The Mouse referred to here was Claes Oldenburg’s Geometric Mouse – Scale A, 1969/1971 which the Minneapolis patrons and collectors Miles and Shirley Fiterman donated to the Walker Art Center’s permanent collection. This sculpture – Oldenburg’s playful aluminum and steel geometric abstraction of the famous Disney icon – blazed like a beacon for decades on the roof top terrace of the Walker’s Edward Larrabee Barnes building inviting the public into the museum for a dialogue with contemporary art. One can imagine Miles Fiterman bending his neck out of his car window as he drove by the Walker on Hennepin Avenue when the work was first installed and excitedly having to swerve to avoid a collision. It was another kind of collision that the Fitermans actively sought out though ­ – in this case between the general public and the artists of their time – that demonstrated their almost missionary passion for the power of contemporary art. As with Oldenburg’s mouse, the Fitermans passionately advocated for the democratization of modern and contemporary art and used their generous patronage to make that art accessible and understandable to the world at large through gifts of art and support to the Walker Art Center, the Minneapolis Institute of Art and the Norton Museum of Art in West Palm Beach on who’s boards of trustees Miles served as well as institutions of higher learning such as the Minneapolis College of Art and Design and the City University of New York.

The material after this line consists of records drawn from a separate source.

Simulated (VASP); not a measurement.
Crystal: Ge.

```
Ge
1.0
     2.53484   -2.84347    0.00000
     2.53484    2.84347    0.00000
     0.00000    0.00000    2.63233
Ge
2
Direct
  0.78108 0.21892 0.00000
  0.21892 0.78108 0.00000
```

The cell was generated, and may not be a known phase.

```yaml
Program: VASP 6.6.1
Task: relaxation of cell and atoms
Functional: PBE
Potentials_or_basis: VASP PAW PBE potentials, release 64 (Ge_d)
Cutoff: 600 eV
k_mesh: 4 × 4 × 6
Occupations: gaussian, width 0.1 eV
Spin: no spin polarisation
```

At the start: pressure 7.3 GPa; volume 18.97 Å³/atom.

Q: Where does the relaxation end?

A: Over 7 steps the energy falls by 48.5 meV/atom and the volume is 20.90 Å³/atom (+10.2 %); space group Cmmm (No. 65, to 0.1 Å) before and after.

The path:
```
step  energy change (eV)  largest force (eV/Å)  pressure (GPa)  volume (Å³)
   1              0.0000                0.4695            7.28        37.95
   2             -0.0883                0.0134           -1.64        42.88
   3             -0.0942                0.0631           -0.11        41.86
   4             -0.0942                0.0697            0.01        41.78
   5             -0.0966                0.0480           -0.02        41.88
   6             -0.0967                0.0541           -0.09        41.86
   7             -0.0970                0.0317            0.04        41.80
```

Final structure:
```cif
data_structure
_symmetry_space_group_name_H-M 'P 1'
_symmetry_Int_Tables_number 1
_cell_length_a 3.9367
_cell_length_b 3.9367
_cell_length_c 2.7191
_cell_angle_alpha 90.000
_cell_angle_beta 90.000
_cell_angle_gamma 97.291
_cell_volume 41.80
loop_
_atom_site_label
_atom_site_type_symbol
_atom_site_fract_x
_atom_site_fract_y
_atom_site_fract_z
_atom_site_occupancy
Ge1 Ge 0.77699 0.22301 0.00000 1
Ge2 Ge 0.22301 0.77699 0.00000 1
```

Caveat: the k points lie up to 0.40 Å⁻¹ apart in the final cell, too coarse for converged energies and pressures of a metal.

Having successfully built a business providing lumber and affordable prefabricated homes to the American public returning from the Second World War, the Fitermans fell in love with modern and contemporary art in the 1960s. They came to know the likes of Andy Warhol, Roy Lichtenstein, Claes Oldenburg and others through their contact with gallerists such as Leo Castelli, David Lelong and Minneapolis’s own Gordon Locksley and George Shea who mounted exhibitions of some of the leading international contemporary artists – Warhol, Lichtenstein, Christo – in their home just up the hill from the Walker Art Center in the 1960s and 1970s. It was Locksley who personally introduced the Fitermans to Warhol at one of the legendary Minneapolis soirees at the gallery when the artist first visited Minneapolis in the 1960s.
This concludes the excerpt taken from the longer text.